Bank of Ireland has downgraded its outlook for growth in Gross Domestic Product (GDP) to 1% this year and 3.9% in 2025.
The bank had previously guided GDP growth of 1.5% for 2024 and 4% next year.
The downwards revision was accounted for mainly by distortions associated with the multinational sector rather than any material slowdown.
The bank’s chief economist, Conall MacCoille, said it was possible that GDP could contract again this year, but that consumer spending, employment and most macroeconomic indicators would continue to expand.
“It is clear the Irish economy got off to a healthy start to 2024. We have revised up our forecasts for the growth of consumer spending (3%), employment (1.7%) and modified domestic demand (2.5%) in 2024, with unemployment expected to stay close to 4%,” Mr MacCoille explained.
“A tailwind is that wages are now rising faster than inflation, helping households’ real incomes, also aided by the tax cuts in Budget 2024. The gradual recovery in the euro area and UK is also helping, as is the rapid growth in public spending.”
He said that as pay increases and inflation had stayed largely within European norms, there was little threat to competitiveness so far.
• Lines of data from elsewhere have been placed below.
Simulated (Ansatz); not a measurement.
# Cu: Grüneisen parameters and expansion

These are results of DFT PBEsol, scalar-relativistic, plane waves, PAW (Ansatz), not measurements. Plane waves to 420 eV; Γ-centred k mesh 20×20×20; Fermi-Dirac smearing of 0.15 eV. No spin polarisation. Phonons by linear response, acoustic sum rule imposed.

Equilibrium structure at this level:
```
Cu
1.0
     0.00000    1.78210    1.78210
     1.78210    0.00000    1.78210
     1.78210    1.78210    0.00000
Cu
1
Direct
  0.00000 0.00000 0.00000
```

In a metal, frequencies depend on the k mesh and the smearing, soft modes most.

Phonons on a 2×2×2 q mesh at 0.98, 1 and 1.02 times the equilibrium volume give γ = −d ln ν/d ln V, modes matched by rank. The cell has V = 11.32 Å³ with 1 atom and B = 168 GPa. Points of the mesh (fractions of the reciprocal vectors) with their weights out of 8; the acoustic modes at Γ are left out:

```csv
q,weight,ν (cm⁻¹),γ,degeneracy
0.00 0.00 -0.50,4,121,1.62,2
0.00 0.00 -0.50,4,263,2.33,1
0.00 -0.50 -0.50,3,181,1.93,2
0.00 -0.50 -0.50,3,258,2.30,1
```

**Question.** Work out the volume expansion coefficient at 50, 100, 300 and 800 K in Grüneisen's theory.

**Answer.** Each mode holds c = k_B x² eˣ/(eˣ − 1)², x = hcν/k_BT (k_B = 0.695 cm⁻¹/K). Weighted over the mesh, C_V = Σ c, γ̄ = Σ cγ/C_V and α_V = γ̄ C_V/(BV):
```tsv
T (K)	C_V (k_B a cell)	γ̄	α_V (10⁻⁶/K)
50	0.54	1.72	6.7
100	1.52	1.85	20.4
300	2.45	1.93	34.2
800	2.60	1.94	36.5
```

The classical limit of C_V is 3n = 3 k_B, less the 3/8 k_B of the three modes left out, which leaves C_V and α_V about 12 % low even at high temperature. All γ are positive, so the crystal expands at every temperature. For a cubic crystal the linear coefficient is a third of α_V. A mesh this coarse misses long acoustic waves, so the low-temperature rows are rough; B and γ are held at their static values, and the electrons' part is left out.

“However, given the advanced stage of Ireland’s economic cycle, the key risk now is potential overheating from capacity pressures, housing and infrastructure bottlenecks and labour shortages. There is a risk of persistently high inflation in Ireland, even as it recedes in Europe allowing the ECB to cut interest rates,” he added.
The bank is anticipating house price growth of 4% this year, despite expected housing completions accelerating to 37,000 units this year, 41,000 in 2025 and 45,000 in 2026.
Despite improved homebuilding levels, the bank expects it will still likely fall short of buoyant housing demand.
The unemployment rate is set to remain low, averaging 4.3% in 2024 and 4.4% in 2025 and 2026.
“Nonetheless, we still expect jobs growth to slow from the relatively high rates of recent years, from 3.4% last year, to 1.7% in 2024 and 1.5% in 2025,” Conall MacCoille said.
The bank anticipates that consumer price inflation will average at 2.3% in 2024 before easing back to 2% in 2025 and 2026.